Shell companies have long served as vehicles for financial crime, concealing the identities of bad actors behind the corporate veil. By shielding the identities of their owners, these entities enable money laundering, terrorism financing, and a host of other illicit activities. In response, Congress enacted the Corporate Transparency Act (CTA) in 2021, requiring millions of business entities operating in the United States to report beneficial ownership information (BOI) to the Financial Crimes Enforcement Network (FinCEN). Critics have mounted constitutional challenges arguing that Congress exceeded its legislative powers in enacting the CTA. District courts in both Texas and Alabama have agreed, holding the statute unconstitutional. The
Department of the Treasury also faces potential challenges regarding issues of statutory interpretation and enforcement.

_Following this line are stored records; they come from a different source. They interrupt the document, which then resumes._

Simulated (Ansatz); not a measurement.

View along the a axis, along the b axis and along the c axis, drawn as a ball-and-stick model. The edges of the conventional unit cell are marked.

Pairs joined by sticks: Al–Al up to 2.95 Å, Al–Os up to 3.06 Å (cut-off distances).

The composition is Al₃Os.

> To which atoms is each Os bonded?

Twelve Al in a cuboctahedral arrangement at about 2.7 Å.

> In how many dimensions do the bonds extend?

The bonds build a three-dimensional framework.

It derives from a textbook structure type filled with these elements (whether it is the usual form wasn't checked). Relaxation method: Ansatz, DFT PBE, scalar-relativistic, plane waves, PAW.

This Comment argues that the district courts in both Texas and Alabama erred. Under the Necessary and Proper Clause, Congress possesses broad authority to enact legislation rationally related to the foreign affairs power. The plain text and legislative history of the CTA establish that the statute is intended to detect and disrupt the use of anonymous business entities by foreign criminal actors. This Comment further argues that potential administrative law challenges to the Treasury’s interpretive authority over the statute should also fail, and that the Major Questions Doctrine presents no bar to enforcement. Under Loper Bright Enterprises v. Raimondo, the “best reading” of the CTA is that the Treasury has authority to interpret the statute and to enforce the reporting regime.